In other words, all that picture tells us is that the media like David Miliband, not actually that *people* like David Miliband.
Sure, and in that sense it's like that NATO poll thing a while back which was actually about whether you think the US would come riding in on a white horse, not whether you want them to. But - aside from the other poll questions which are more useful - there's also some utility to it because I don't think the question of "do you think we're like to actually win?" is an irrelevant one from a party mangement POV. A general concensus that the boss isn't up to the job is pretty damning.
I mean, sure, but it feels like you're shifting the goalposts now. You were responding to someone mocking David Miliband for being out of touch by proposing Liz Kendall, the implication being that Liz Kendall won't do anything for Labour electorally, and your response was to say "well, Corbyn's not electable either" - only your data wasn't actually sufficient to prove that. It's probably true that it indicates he will have a hard time managing the party - but that's more or less obvious to anyone with common sense, and it's also fairly ludicrous, in the context of David Miliband's "in-touch-ness", to argue that Kendall could manage the party either given she's apparently on about 7-8% first preferences to Corbyn's 57-58%.

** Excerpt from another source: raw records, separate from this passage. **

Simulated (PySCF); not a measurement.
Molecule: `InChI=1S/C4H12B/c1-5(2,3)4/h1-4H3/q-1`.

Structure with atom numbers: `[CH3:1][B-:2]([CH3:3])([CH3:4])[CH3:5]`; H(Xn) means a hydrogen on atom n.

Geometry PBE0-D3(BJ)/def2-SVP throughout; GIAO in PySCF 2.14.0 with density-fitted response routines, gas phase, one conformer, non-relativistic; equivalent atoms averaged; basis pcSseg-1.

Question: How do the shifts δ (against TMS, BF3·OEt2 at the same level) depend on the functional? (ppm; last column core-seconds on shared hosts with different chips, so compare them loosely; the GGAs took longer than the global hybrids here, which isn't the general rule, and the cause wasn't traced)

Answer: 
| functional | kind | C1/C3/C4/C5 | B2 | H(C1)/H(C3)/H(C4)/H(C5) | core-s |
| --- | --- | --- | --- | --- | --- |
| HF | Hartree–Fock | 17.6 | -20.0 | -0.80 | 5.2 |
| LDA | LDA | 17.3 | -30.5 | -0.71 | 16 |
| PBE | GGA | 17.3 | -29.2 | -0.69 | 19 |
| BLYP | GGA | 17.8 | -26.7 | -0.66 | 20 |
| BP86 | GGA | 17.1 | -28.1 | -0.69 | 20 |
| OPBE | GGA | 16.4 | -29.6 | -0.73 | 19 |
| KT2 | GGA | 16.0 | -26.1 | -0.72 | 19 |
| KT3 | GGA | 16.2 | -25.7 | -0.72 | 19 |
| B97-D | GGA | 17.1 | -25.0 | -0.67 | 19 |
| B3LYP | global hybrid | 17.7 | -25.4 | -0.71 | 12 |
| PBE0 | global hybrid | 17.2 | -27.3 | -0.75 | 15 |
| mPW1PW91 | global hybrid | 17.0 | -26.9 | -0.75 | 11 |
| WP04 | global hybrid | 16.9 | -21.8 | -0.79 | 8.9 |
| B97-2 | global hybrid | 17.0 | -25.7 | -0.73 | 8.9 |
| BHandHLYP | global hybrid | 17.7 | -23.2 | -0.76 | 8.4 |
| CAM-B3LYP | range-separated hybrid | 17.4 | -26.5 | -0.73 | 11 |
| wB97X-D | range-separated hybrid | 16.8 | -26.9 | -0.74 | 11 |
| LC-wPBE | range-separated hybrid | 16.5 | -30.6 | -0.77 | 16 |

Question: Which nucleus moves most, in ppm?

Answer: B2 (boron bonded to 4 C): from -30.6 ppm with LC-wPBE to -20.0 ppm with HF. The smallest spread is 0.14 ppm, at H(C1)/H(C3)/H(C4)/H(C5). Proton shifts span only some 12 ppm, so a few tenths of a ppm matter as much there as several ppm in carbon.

Corbyn is the only one of the bunch to agree with most prominent economists that austerity was harmful, counterproductive. His economic policies aren't being dismissed by economists either.
You wonder what the hysterics are really informed by.
Bookies paying out on Corbyn victory. Sources close to Burnham and Cooper say they're both resigned to defeat.
He'll move the debate left in the sense that the political axis is actually a sphere, yes. He'll basically be terrible for the party and for the country and as a (quite sexy) young man for whom the Tories are a natural home but with whom I disagree on some things, the idea of an opposition that's not going to be able to actually tie it's own shoe laces is less appealing (to me) than you might think it is.
The way I see there might actually be an opposition, not just a typical Jack Johnson and John Jackson scenario.
The real reason that you don't want a left-wing opposition is that it makes shifting everything to the right easier in the future as long as the left stays 'centrist' (read: right-wing). Let's be real.
No, I don't think Corbyn will have much of a chance. It's already difficult for the opposition to shift things and the Tories will make short work of making sure he has no media control. But at the moment the centre isn't centrist, it's hugely right-wing (e.g. believing that the deficit is economically important rather than merely epiphenomal). The longer the Labour Party fight over the centre the easier it is for the Tories to push that steadily further right.Are you kidding? You think Corbyn's either a) atrocious leadership followed by either fraticide or suicide or b) atrocious leadership followed by electoral barracking will somehow shift the center to the left?! Yeah, just like Michael Foot did.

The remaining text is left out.